The items get piled onto empty seats, along the aisle, at your feet, in the holding compartment and even in the nose of the plane. And just to make sure that the plane does not get overloaded, passengers are asked to stand on the weighing scales at the Miri airport checking counter.
Just make sure you book your flight early enough. The flight across from Miri to Bario is a wondrous sight. The birds eye view of Sarawak's jungles below, the Mulu National Park demarcations, the Murud Peaks, Batu Lawi and the small villages + longhouses dotted around in remote parts of the upper reaches of Baram - all can be seen from the tiny windows of the twin otter. Most flights to Bario stop over at Marudi. Normally, this is a routined stop for delivery of goods and also for parcel pick ups. For those children fortunate enough to have parents who can afford to pay for their flights, they fly home to Bario when school term ends.
To pursue further studies, children are sent for schooling in Marudi. Hence, this leads to migration of the kelabits. Most of the time, the longhouses are occupied by only the elderly folk and the very young.
There are several longhouses scattered just outside of town and there are few transport vehicles around. Most villagers make it back and forth their homes and town by foot. We managed to spend our nights in several villages as we make our way from one village to the other.

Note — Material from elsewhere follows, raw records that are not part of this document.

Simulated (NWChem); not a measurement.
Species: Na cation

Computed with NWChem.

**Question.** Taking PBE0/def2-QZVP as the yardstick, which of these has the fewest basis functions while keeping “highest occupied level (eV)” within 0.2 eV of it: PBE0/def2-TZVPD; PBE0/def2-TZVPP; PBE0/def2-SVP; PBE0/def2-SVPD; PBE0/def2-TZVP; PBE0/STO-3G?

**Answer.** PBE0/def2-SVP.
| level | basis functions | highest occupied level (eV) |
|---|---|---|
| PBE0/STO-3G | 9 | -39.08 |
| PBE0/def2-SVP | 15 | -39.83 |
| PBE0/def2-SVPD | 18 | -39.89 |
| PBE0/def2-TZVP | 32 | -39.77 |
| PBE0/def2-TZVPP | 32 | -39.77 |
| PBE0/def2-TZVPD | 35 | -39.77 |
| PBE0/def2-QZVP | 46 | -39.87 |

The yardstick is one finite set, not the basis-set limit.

Larry, our licensed guide met us at the airport as the ground crew unloaded our bags onto the tarmac. He advised us that we should re confirm our return tickets at the ticketing counter before leaving the airport as the staff still uses the manual system of logging in their confirmations ie log book and a pen. There is a service charge of RM10 per person for reconfirmation of the return flight, payable in cash at the ticketing counter. Sometimes, when tourist season is low, a few of the homestay operators will make their way to the airport to greet any visitors in need of a place to stay. Nancy of NancyHarris Homestay, some 20minutes walk away from the airport , often drops in at airport to meet the flight in. If you havent already booked a place, dont be afraid to talk to those who approach you at the airport. Most likely, they're the owners of the homestays and not touts.
As we stepped out of the airport, we were met by several of Larry's friends who had a couple of motorbikes of which we were to hop on and were taken to a homestay in town. There are a number of homestays and longhouses that can accommodate travelers and have been in operations for sometime now. For guests who are not able to converse in Malay, it's best to stay at the homestays as the proprietors speak English.
The homestays provide lodging and fullboard meals quite often consisting of bario highland rice, wild boar dishes and jungle plants. All organic and most delicious! Its surprising how much of their food comes from the jungle surrounds. The danger now is that the logging is so intense in the upper Baram area, soon they may find difficulty in keeping to their traditions and livelihoods as many natives have suffered over the past years.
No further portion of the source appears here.